## What Is Capital Gains Yield?

A capital gains yield is the rise in the price of a security, such as common stock. For common stock holdings, the CGY is the rise in the stock price divided by the original price of the security.

Calculated as:

﻿\begin{aligned} &\text{Capital Gains Yield} = \frac { \text{P}_1 - \text{P}_0 }{ \text{P}_0 } \\ &\textbf{where:} \\ &\text{P}_0 = \text{original purchase price of the security} \\ &\text{P}_1 = \text{current market price of the security} \\ \end{aligned}﻿

1:27

## Understanding Capital Gains Yield

For example, Peter buys a share of company ABC for $200 and then sells the share for$220. The CGY for the share in company ABC equals (220-200) / 200 = 10%.

Investors must evaluate the total return yield and CGY of an investment. A CGY evaluation does not include dividends; however, depending on the stock, dividends may include a considerable part of the total return in comparison to capital gains.

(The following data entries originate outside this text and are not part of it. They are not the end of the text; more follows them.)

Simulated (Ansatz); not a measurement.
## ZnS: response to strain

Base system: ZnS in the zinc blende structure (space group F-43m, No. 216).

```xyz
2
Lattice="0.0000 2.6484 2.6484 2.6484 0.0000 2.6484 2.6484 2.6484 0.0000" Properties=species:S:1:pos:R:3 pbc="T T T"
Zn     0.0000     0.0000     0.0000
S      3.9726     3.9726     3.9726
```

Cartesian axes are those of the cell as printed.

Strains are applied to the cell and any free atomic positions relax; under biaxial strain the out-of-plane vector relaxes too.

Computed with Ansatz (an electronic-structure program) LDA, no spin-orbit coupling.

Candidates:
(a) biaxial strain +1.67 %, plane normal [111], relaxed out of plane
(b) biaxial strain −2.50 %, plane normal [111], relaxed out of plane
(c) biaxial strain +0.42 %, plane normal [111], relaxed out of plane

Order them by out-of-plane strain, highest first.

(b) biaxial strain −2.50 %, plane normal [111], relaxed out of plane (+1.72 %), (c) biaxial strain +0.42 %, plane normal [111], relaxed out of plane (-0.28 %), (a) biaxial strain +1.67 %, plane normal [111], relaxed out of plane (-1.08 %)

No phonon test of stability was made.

The total return on a share of common stock includes CGY and dividend yield. CGY equals the total return if the investment generates no cash flow. It is the amount of money a stock price is forecast to appreciate or depreciate, and it is the percentage change in the market price of a security over time. However, if a stock decreases in value, it is a capital loss.

## Formula Calculation

The CGY formula employs the rate of change formula. CGY can be positive, negative or a capital loss. However, an investment that has a negative CGY may generate profits for an investor. The higher the share price at a specific period, the greater the capital gains indicating higher stock performance. In addition, the calculation of CGY is related to the Gordon growth model. For constant growth stocks, the CGY is g, the constant growth rate.

## Analysis

CGY is unpredictable and may occur monthly, quarterly or annually. This format differs from dividends that are set by the company and paid out to shareholders at a predefined period.

A security cannot generate CGY if the share price falls below the original purchase price. Some stocks pay high dividends and may produce lower capital gains. This occurs because every dollar paid out as a dividend is a dollar the company cannot reinvest into the company.

Other stocks pay lower dividends but may produce higher capital gains. These are growth stocks because profits flow back into the company for growth instead of the company distributing them to shareholders while other stocks pay poor dividends and produce low or no capital gains.

Many investors calculate a security's CGY because the formula shows how much the price fluctuates. This helps an investor to decide which securities are a good investment. Capital gains may result in paying capital gains taxes. However, investors can offset the taxes by losses or carry it over into the following year.